When you get married you probably think your friends and family will behave for your wedding. You think they’ll do everything they can to help. You expect them to behave the way you did when it was the lead up to their wedding, because that’s how relationships work right?
Sorry to say this, but you’d be wrong. I think we all start out as this optimistic when it comes to our wedding guests. We give them the benefit of the doubt or cut them slack because they’ve been busy. But you hope they’ll behave or come through on the day. Brace yourself for the idea that some people just won’t do what you expect of them. Here are 8 wedding etiquette rules that at least some of your mates will likely break in the lead up to or at your wedding.
Not RSVPing on time, or not at all
Okay, this is a super common problem. You send out beautiful invitations to your guests only to find that only some of them have taken the time and effort to RSVP by the requested date. This can be really frustrating as you need to know numbers to confirm with your ceremony and reception venue. You’ll also find that lots of people will not RSVP and show up anyway or bring a date when they weren’t supposed to, or anything else that will annoy you on your wedding day. We’ve let you know so you can be prepared if this very irritating thing happens to you.
Showing up late
It’s very possible that some of your guests may arrive late to your wedding. This can be very frustrating especially if they interrupt the ceremony as they’re coming into the venue. But it’s important to remember that people make mistakes and to not be too harsh with them. They could have potentially misread the invite, had car trouble or had something else that prevented them to be on time.
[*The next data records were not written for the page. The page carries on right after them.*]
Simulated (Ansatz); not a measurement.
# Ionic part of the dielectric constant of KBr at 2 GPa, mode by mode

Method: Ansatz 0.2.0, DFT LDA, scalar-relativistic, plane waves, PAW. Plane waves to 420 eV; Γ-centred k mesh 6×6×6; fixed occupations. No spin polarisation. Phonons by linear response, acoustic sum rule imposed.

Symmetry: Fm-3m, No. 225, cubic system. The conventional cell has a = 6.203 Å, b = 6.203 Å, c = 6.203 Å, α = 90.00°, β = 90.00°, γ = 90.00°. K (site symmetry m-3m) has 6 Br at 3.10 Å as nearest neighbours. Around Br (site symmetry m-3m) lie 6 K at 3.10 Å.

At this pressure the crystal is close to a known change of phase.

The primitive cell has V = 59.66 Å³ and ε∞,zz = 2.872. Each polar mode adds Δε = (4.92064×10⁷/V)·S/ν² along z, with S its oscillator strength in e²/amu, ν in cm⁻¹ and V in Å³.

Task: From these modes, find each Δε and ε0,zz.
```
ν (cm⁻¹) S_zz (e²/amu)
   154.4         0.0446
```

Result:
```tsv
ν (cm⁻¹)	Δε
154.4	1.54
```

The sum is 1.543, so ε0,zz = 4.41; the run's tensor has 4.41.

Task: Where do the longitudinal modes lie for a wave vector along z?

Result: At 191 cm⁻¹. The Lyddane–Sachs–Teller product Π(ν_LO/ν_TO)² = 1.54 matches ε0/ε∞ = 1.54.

Texting or calling the couple on the day
It’s an unspoken rule that the bride and groom are not supposed to be called or texted on the day by their guests. This is so they can be left in peace to get ready for their huge day ahead. Depending on you as a couple, you may think it’s okay for your guests to text or give you a ring on the day. It depends on you and your relationship with said guest.
Wearing the same colour as the bride
Traditionally, brides wear white to their weddings and it has been for many years in poor taste to wear white to a wedding if you’re a guest. This is because it comes across as attention stealing which is weird when you’re at someone else’s wedding. Chances are at least someone, whether it be a friend or the plus one of one of your friends, will wear the same colour as you. That person is clearly pretty clueless so just ignore it and get on with having fun.
Not bringing a gift or card
This one depends on you as a couple. You might have requested that your guests just bring themselves if say you’re marrying far from home and your guests need to travel. If this is the case, then you would of course not expect a gift. But you might expect a card.
Normally though, most people don’t need to travel super far to get to their friend’s weddings. In these situations, you may still find that your guests don’t give you a gift or card on the day. Of course, if people can’t afford a gift then you would understand. But everyone can afford a card. The general idea with gifts is that you’re paying to host them at your wedding and so they get you a gift as a thank you for inviting them. If they don’t do this or even bother with a card, you might be reconsidering that friendship.
Assuming they’re invited
As your wedding approaches, you’ll definitely have certain people assume that they’re invited to your wedding. This might be because you had said something to them a little while ago about them being invited or because they think you’re closer than you really are. Whatever it is, there will likely be some awkwardness when it comes to these situations. Ignoring the problem may make it go away (obviously this is the first option) or you could man up and say something if they aren’t getting the hint.
Assuming their children or partner are invited
People tend to assume things very easily. So if they are actually invited, with an invite to prove it, then you may end up with them assuming that they can bring a guest. When you’re writing your guest list, you’re probably going to struggle cutting the list down to get to the ideal number you’re after. You may not be inviting your great uncles and aunts or that old friend from uni that invited you to their wedding, and getting to this place is hard. So it’s going to be very annoying when your guests come back and ask about their partners or children coming. They’ll assume it and you’ll find it annoying. This one is inevitable.
Forgetting to mention dietary requirements
This refers to the wedding invites mostly. When you send out your invites your guests will be given an RSVP slip that will have a ‘do you have any dietary requirements?’ question on there. They are of course meant to say whether they have any or not but lots of people forget. Some people also don’t say anything when they’re at the wedding either when they really should mention something to the waiter.
Forgetting to ‘save the date’, even when you sent out cards
This is more common than you think with weddings. Guests just simply forget to save the date and double-book themselves. Be prepared for this happening at your wedding, yet try to avoid it by mentioning your wedding constantly to all of your friends. They won’t double-book the date then, will they?